This important life lesson has been made even more clear to me as I continue my education. I have learned the importance of disciplining myself, even if I have to sometimes suffer by not doing what I want to do all the time. I know, thanks to my father, that I have to suffer to succeed. Still, it was hard at first for me to be properly disciplined and advance my educational goals. I noticed I was having a hard time doing all my schoolwork properly, so last quarter I decided I would set myself a proper schedule for studying. I was finally being serious about my studies, and I tried very hard to stick to my schedule. On several occasions, I even cancelled friends’ requests to go out on a Friday night to a party because I had scheduled myself to study the next morning. Each time I had to make this kind of sacrifice, I would weigh in my mind the advantages of having a little fun now and paying for it later compared to suffering boredom now and being able to succeed and have fun later in my life because of it. This always put the issue into perspective, and I could see that suffering discipline in order to improve myself would be a lot better for my future career and happiness.

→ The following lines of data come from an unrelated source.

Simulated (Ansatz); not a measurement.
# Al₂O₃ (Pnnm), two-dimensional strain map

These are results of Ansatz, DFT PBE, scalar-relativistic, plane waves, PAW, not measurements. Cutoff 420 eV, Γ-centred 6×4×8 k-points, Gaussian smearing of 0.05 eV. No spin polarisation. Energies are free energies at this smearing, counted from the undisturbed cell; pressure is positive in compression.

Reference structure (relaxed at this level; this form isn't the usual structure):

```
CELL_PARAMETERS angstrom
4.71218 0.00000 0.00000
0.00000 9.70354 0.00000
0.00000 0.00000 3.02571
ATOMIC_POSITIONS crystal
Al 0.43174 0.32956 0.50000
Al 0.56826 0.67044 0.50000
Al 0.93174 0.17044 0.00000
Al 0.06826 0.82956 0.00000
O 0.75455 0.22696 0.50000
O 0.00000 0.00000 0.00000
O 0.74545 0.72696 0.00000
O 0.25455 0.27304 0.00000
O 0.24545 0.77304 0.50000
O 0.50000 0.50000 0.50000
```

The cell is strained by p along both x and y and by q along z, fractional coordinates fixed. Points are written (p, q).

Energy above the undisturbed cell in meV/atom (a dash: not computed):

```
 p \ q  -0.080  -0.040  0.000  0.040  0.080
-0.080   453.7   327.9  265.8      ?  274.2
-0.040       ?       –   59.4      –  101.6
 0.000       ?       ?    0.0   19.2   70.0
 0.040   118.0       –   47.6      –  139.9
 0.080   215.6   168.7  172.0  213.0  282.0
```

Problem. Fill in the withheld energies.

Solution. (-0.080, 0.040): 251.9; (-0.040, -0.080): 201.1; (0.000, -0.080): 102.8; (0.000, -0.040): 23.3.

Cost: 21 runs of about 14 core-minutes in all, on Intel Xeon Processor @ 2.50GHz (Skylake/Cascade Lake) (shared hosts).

In fact, it has started to benefit me already. I have recently been looking into internship opportunities, so I can start my career earlier and more efficiently. These internships are all very competitive, because seniors and graduate students all want them, and the engineering companies only hire students who have high GPAs and solid resumes. Because of my earlier discipline and suffering, I am in a better position for these internships than if I had gone out partying all the time. Specifically, I was able to work on several engineering projects during my time at CSULA. One of these was my senior project, which involved Green Energy and heliostat solar power plants. These are huge fields of mirrored devices which track the movement of the sun, reflecting its rays towards a tower which generates steam and electricity from the solar heat. I also participated in the Hydrogen Fuel Cell project, where a Honda representative bought an FCX Clarity car to campus. This car only needs hydrogen to run, and its exhaust is water instead of carbon dioxide. My hard work on these projects changed my ideas about our environment and allowed me to get a solid understanding of the ideas behind Green Energy, even if it meant I couldn’t go have fun. Because of the suffering I underwent to take part in them and still maintain my grades in school, I now have a better resume and am more likely to find internships or work from companies interested in such things. In other words, I am already beginning to see the benefits of my suffering and hard work.
As Iyer claims in her article, it seems to me that every loss contains a potential gain. My own experiences as a child, teenager, and college student have convinced me that hard work and suffering can be turned into positive experiences for growth. I learned the meaning of Iyer’s claim when I was suffering in cleaning the front and back yards of my house. Even though I was not able to have fun with my friends, I learned early the importance of accepting responsibilities and being a disciplined worker. In my education, the issue has been put into even more perspective: in order to succeed in the long run, I know that I have to work hard now, even if it means I will not be able to have fun and have to suffer the exhausting process of continuous studying. Human beings are inherently selfish, and always want to do things that seem fun. However, as Iyer argues, and as my own life shows, suffering in the present can really improve your chances of success and happiness in the long run, if you keep a positive outlook and think about how your present suffering will benefit your later life.